Stretching the Horizon of a Higher Dimensional Small Black Hole

TL;DR

This paper explores how higher derivative corrections affect the horizon geometry and entropy of small black holes in higher dimensions, showing that these corrections can extend the horizon but do not always match statistical entropy calculations.

Contribution

It demonstrates that higher derivative terms can modify the horizon of small black holes in arbitrary dimensions, providing a method to compute entropy corrections beyond supergravity.

Findings

Entropy matches statistical predictions in D=4 and D=5.

Higher derivative corrections can stretch the horizon in arbitrary dimensions.

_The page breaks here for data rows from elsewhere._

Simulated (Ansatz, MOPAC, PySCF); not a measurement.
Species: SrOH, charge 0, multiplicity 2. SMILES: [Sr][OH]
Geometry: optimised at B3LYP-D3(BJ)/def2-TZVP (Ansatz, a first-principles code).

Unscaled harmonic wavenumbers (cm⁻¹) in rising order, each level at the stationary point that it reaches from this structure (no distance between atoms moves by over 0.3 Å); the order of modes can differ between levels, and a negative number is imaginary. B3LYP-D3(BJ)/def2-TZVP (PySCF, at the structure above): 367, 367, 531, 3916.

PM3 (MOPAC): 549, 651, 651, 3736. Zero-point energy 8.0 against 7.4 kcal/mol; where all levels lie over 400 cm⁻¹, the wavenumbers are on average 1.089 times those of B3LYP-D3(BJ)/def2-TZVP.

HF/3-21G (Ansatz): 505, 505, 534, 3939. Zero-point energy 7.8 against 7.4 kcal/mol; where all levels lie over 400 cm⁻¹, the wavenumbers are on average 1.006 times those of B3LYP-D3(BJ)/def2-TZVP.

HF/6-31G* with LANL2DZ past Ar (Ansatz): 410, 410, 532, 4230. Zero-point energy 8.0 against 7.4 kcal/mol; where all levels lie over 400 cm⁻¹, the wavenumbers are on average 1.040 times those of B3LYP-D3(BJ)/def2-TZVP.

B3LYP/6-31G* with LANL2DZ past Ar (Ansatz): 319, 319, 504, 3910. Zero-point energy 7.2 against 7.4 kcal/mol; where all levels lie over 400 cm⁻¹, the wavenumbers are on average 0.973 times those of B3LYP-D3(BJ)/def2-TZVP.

Numerical factors differ from statistical entropy outside D=4 and D=5.

Abstract

There is a general scaling argument that shows that the entropy of a small black hole, representing a half-BPS excitation of an elementary heterotic string in any dimension, agrees with the statistical entropy up to an overall numerical factor. We propose that for suitable choice of field variables the near horizon geometry of the black hole in D space-time dimensions takes the form of AdS_2\times S^{D-2} and demonstrate how this ansatz can be used to calculate the numerical factor in the expression for the black hole entropy if we know the higher derivative corrections to the action. We illustrate this by computing the entropy of these black holes in a theory where we modify the supergravity action by adding the Gauss-Bonnet term. The black hole entropy computed this way is finite and has the right dependence on the charges in accordance with the general scaling argument, but the overall numerical factor does not agree with that computed from the statistical entropy except for D=4 and D=5. This is not surprising in view of the fact that we do not use a fully supersymmetric action in our analysis; however this analysis demonstrates that higher derivative corrections are capable of stretching the horizon of a small black hole in arbitrary dimensions.